The Guy From 'The Hills' Is Now Beating the Mayor of Los Angeles — And Honestly, Who Can Blame Voters?

The Guy From 'The Hills' Is Now Beating the Mayor of Los Angeles — And Honestly, Who Can Blame Voters?

Spencer Pratt, the villain from MTV reality show The Hills, is now leading incumbent Mayor Karen Bass in the race for Los Angeles mayor. A new McLaughlin & Associates poll shows Pratt at 30.1% to Bass's 29.5%, and if you think that's embarrassing for Democrats, you're not thinking about it hard enough.

This is what happens when you let a city burn and then blame everyone else for noticing.
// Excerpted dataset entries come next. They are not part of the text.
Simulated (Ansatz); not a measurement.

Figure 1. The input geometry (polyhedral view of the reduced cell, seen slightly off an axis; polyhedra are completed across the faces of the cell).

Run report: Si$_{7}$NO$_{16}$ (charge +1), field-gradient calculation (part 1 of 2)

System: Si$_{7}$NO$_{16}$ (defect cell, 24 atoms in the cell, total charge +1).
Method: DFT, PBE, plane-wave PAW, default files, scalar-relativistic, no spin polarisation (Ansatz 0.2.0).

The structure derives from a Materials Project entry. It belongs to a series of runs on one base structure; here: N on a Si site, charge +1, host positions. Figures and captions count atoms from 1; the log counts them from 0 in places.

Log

The poll, conducted May 26-28 for the California Post, surveyed 400 likely Los Angeles voters. Pratt — a registered Republican running as an independent — is pulling 33% of Hispanic voters, which should terrify every Democrat operative in California. CEO John McLaughlin said it plainly: "I think the mayor's race is a lot more volatile...being driven by the negatives on Bass."

No kidding.

Let's recap how we got here. The Palisades Fire ripped through Los Angeles in 2025, and Spencer Pratt lost his home. His actual house burned down. At the time, Mayor Karen Bass was off galavanting around Africa. She reportedly was briefed before she left on her overseas trip about the severity of the fires, but still chose to abandon her post in favor of rubbing elbows with rich politicians and businessman elsewhere. As Angelinos subsequently learned Bass is not so great at emergency management and making sure firefighters have access to plenty of water to do their jobs.

Spencer Pratt became somewhat of a folk hero in the wake of the disaster that burned thousands of homes and completely leveled the city of Pacific Palisades. Not because he's some policy genius, but because he's a guy who lived through the disaster and watched his city's leadership shrug. His campaign message is devastatingly simple: city leaders "don't have to live in the mess they've created." And it's working because it's true.

Bass's response to being outpolled by a reality TV star? She accused Pratt of "exploiting the grief" of fire victims. Read that again. The woman who fumbled the wildfire response is accusing the guy whose house actually burned down of exploiting grief. You cannot make this stuff up.

Here's the thing we all need to understand about this race: it's not really about Spencer Pratt. It's about what voters are willing to tolerate. And apparently, voters in America's second-largest city have decided that a guy famous for being a reality TV heel is preferable to the incumbent Democrat. That's not a commentary on Pratt's qualifications — it's a verdict on Bass's performance.

Pratt is also going after Governor Gavin Newsom's wildfire response, because of course he is. When your city burns and both your mayor and your governor are too busy posturing for national media to actually help, voters notice. They remember.

The primary looms, and Democrats are panicking. They should be. When 52% of your electorate is white, 27% is Hispanic, and a Republican-registered independent is winning both demographics in deep-blue Los Angeles, your party has a problem that no amount of fundraising can fix.

The villain from The Hills might actually become mayor of Los Angeles. And honestly? The voters of LA deserve better than Karen Bass. Whether that's Spencer Pratt remains to be seen — but at least he's asking the right questions.